Later on I went through times when it was difficult to pray because I didn’t dare to be honest with God. I was hurt, angry, scared, and confused. Anything I might have said to Him wouldn’t have sounded at all like the pretty and polite prayers I was used to hearing in church. It was then that another friend pointed me to the Psalms. She observed that the psalmists were gut-honest about how they felt and that God seemed capable of handling their negative feelings. So in that season, I learned to lament.
In still another season, I was frustrated. I had prayed all the “right” things, yet God wasn’t answering in the way or on the timetable I’d hoped for. I wondered if He even heard me. Frankly, I wondered if He cared. Why bother? I thought. But God sent still more friends to come alongside me. One helped me to appreciate and join in the fellowship of Jesus’ sufferings and His wilderness cries to God. Another helped me to hear and receive God’s loving comfort even though He was not giving me the answers I wanted. During that time my prayers became deeper and richer, my relationship with the Lord became more intimate, and my trust in Him became more complete.
When my husband died (and during the weeks before when, more than once, he almost died) it was a most painful time. Yet during that time I found that I could honestly praise and thank God for many things, both spiritual and material. How God has grown me in these difficult times, I realized.
I know that the future will provide plenty more trials to challenge my prayer life. There may even be times again when I feel that I cannot pray. Still, I rejoice that God allowed me to see at least this one time that even the valley of the shadow of death can become an occasion for me to commune deeply with Him, through prayer.

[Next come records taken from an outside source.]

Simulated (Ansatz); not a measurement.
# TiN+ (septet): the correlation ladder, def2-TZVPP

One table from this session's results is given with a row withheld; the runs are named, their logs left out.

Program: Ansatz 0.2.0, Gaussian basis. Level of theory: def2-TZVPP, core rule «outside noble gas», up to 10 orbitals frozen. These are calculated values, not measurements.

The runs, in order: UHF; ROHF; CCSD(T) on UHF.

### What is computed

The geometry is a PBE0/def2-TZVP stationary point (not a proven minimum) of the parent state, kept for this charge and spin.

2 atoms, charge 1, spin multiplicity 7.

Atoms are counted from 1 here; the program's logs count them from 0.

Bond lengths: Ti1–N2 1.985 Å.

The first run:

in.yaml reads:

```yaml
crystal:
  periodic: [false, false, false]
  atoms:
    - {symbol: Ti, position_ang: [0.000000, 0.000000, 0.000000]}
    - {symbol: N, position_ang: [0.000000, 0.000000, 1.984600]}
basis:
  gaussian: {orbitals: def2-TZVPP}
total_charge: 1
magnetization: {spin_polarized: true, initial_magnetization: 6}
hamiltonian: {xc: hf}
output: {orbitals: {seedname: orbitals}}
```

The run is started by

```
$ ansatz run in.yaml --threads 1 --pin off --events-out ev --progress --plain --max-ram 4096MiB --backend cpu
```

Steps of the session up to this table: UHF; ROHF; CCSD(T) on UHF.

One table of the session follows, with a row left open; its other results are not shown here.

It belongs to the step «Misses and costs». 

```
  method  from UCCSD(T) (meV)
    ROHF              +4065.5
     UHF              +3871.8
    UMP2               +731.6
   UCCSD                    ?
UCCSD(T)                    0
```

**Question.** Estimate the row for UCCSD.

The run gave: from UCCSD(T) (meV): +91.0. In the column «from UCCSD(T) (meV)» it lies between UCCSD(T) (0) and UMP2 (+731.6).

While it doesn’t happen automatically, suffering can be a catalyst to a stronger prayer life. That doesn’t mean you should ask God to send trials your way! More than likely, you already are experiencing some hardship. If not, you’re probably interceding for someone who has. So whether you are in a wilderness right now, or you know someone who is, my prayer is that you can break through the numbness and pain and persevere in prayer. As I’ve walked through my own wilderness season, I’ve experienced that God really does hear, He really does care, and He really will use our suffering not only for good but also to deepen our conversations with Him.